WHILE share investors here took a breather for the Chinese New Year break, punters in other markets were in no festive mood as they scurried for safe havens.
Their panic selling could spill over in the Singapore bourse today as investors try to play catch-up after a long holiday weekend due to the Chinese New Year.
"We will see volatility in the coming days as all kinds of permutations contribute to the market mood," Song Seng Wun, analyst with CIMB Bank, told The Straits Times.
Yesterday's rout started in Tokyo as markets plunged more than 5 per cent, led by bank and brokerage shares.
The Topix index sank 5.5 per cent to 1,304.33 while Nikkei 225 Stock Average lost 5.4 per cent to 16,085.44.
The yen rose 0.7 per cent to 115.02 per dollar, after reaching 114.21, the strongest level since November 2014.
Ten-year bond rates shed five basis points to below zero.
Australian shares hit a 21/2-year low, joining the slump in global markets as sliding oil prices weighed on energy stocks and concerns about the health of banks. They could have slid lower if not for holidays in many centres.
Markets from China to South Korea remained closed for the CNY holidays.
Europe followed suit, with stocks declining for the seventh day. Europe 600 Index lost 0.9 per cent to 311.47 at 11.57am (7.57pm Singapore time) in London, slipping into so-called "oversold" territory.
A gauge of banks slid to a 28-month low with Deutsche Bank reversing gains to fall 1.5 per cent even as it reassured investors that it has enough cash to pay its debts.
"Investors had probably thought yesterday (Monday) we might have hit bottom but they've been crushed," Nobuyuki Fujimoto, analyst at SBI Securities in Tokyo told Bloomberg, referring to the market slide at the start of the week.
"Greece, Deutsche Bank, shale gas - all we hear is bad news. Investors must have their heads in their hands right now."
Gold was on track for its longest rally since 2011 while oil traded at about US$30 a barrel.
All this has magnified the stakes for United States Federal Reserve chair Janet Yellen's testimony this week.
"She needs to come across as optimistic without being too hawkish and cautious without being negative," said ANZ analyst Jo Masters. The Dow Jones Industrial Average pared an earlier 400-point decline to settle with a loss of 177.92 points, or 1.1 per cent, at 16,027.05 on Monday.
"The 'fear factor' in markets has morphed from being about an emerging market hard landing and collapsing oil prices to being about the extent of the slowdown in the developed world and the ability of central banks to reflate asset values yet again," analysts at Citi said in a note.

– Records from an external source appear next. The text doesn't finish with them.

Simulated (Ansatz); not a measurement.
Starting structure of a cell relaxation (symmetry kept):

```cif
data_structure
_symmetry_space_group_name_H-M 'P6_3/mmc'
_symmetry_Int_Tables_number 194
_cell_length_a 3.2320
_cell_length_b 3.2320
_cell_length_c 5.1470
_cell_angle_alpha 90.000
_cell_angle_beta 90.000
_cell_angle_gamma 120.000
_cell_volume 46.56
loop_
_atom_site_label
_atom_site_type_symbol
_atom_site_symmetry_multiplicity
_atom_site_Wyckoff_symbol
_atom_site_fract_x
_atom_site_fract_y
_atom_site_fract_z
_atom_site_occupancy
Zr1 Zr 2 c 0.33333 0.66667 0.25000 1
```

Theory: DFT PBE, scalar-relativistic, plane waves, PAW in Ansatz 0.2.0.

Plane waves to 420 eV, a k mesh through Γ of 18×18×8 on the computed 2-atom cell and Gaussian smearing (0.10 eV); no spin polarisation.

Roger Tan, chief executive of Voyage Research, told The Straits Times: "It has always been about the global economic slowdown. Oil prices and China data are just excuses to sell down equity."
He said while local markets make the occasional bull run amid signs of fiscal and monetary stimulus policies, new growth engines will be hard to find.
"Slow and painful with occasional 'rain of hope' is going to be Singapore's outlook for the year," he said.